Orderliness

People on the Neurodiversity Spectrum often seem to be closer to the extreme ends of the orderliness spectrum.

Some need cleanliness, simplicity, order and neatness so as not to get stressed, confused or overwhelmed by their environment. (Being a perfectionist is not a personality disorder, it’s a personality type.)

“I feel very ‘uncomfortable when things are not in its place. So I maintain my house in a way that it always looks the same. I never leave anything in the kitchen that still needs to be washed up: I wash up immediatly after using anything. I don’t like dust on the floor so I race the vacuum cleaner through the house almost every day. I don’t like dirty clothes piling up so I do the laundry almost every day.”

– Lida, Aspie from the Netherlands

“I’ve discovered that organising, sorting and cleaning is my special interest. When I had my own apartment it was (periodically) squeaky clean i the fridge for example and I’d put all the containers and cans in symmetrical order. If the rest of the apartment was disordered and I felt low I could just go there and gawk and I’d feel a bit better.”
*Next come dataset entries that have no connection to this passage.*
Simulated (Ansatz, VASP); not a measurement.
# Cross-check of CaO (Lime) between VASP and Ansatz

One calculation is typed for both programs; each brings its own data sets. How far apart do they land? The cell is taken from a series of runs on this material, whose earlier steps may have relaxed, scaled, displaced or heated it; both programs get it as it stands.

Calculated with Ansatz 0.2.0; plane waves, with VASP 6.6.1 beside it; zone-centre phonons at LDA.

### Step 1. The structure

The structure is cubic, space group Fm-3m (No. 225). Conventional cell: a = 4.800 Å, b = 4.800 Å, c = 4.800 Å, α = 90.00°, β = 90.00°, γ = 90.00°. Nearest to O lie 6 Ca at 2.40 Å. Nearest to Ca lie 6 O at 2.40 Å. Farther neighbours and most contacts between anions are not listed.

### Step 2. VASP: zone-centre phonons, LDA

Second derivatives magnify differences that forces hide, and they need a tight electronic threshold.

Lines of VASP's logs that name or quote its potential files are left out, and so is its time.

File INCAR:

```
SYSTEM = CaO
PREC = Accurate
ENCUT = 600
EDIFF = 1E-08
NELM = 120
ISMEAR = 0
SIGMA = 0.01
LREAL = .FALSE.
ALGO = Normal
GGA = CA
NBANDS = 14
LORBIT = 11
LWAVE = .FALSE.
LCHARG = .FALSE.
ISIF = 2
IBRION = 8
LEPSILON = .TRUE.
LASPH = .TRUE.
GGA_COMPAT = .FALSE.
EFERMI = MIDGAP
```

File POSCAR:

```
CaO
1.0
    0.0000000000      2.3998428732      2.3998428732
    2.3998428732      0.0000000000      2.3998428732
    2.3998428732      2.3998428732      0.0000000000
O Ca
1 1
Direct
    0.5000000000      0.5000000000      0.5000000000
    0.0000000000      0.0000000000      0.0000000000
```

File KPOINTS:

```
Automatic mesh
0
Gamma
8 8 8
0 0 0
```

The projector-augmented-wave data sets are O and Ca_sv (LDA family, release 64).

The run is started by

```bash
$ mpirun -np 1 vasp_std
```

– Ohana, Aspie from Sweden

“I recognise this with cleaning and symmetry, not that I’m that interested, other than that I have fascist order among my files, which are also colour coded depending on subject. 😀 Unfortunately there are not many as many colours as I would wish in that department. 😀

– ‘weasley’, female Aspie from Sweden

Some seem to instead have extra big difficulties keeping things in order. Many Aspies – especially those with ADHD, dyspraxia or inertia – have expressed a preference for order but say that they still find it difficult or impossible to create or uphold themselves.

“SLOB here.  🙂  Major slob.  No one comes close to me.  Do I like things being out of order?  No.  Do I want to put them into order?  Nope.”

– Linda, Aspie from USA

Some may actually feel most comfortable among clutter and find orderly environments sterile and uninspiring. Some have their own system of order, which may look disorganised to those unaware of the system.

“I think there might be people who enjoy living in cluttered homes and gladly cruise around or step over piles and don’t see it as a problem (…). I’ve lived like that and quite enjoyed this chaos in my home for periods. At other times I am orderly, especially if I’m expecting visitors.”

– Noli, female Aspie from Sweden

“My house is organized chaos,  I know where everything is, but other people think its a mess.”

– Beth, Aspie from USA

“My room APPEARED cluttered and disorganized, but I NEEDED it that way. At any given time I knew what I had and where it was. If I had a precariously balanced stack of papers on my desk, I knew what was in that stack. If I had a drawer full of jumbled stuff, I knew what was in that jumble. Whenever my mom told me to clean up my room I simply could not because there was no other system that would have worked for me to keep things categorized and quantified in my mind.”

– Tom, Aspie from USA

Some don’t care one way or the other.

“I have no interest in order and minimal interest in symmetry. I usually clean when I don’t find things I’m looking for.”

Leif, adult with Aspie traits from Sweden

Many are both perfectionists and slobs at the same time, but in different areas. A poll in a Swedish Aspie bulletin board rendered the following result:

A. Absentminded Slob – 27%

B. Anal Perfectionist – 10%

C. Neither A or B – 5%

D. Both A and B – 56%

“Perfectionist:
When programming and other logical problems.
At work in every way.

“Slob:
At home on all accounts.
Social contacts.”

– ‘UFO’, male Aspie from Sweden

“Perfectionist:
I’m never satisfied with jobs etc.
I never get high enough grades to be satisified (one mistake = one too many).
I want every thing clean, neat and in order.
I always dress, in my opinion, well ‘among people’.
I never leave the house without having taken a shower.

“Slob:
I rarely have the energy to was dishes, do the laundry, throw out garbage etc. to my own satisfaction.
Clothes that fall on the floor stay there for a long time.
I have difficulties concentrating which leads to errors.
I often forget to eat/sleep etc.
When I eat it’s often junk that’s quick to make.
I’m forgetful and absentminded in general.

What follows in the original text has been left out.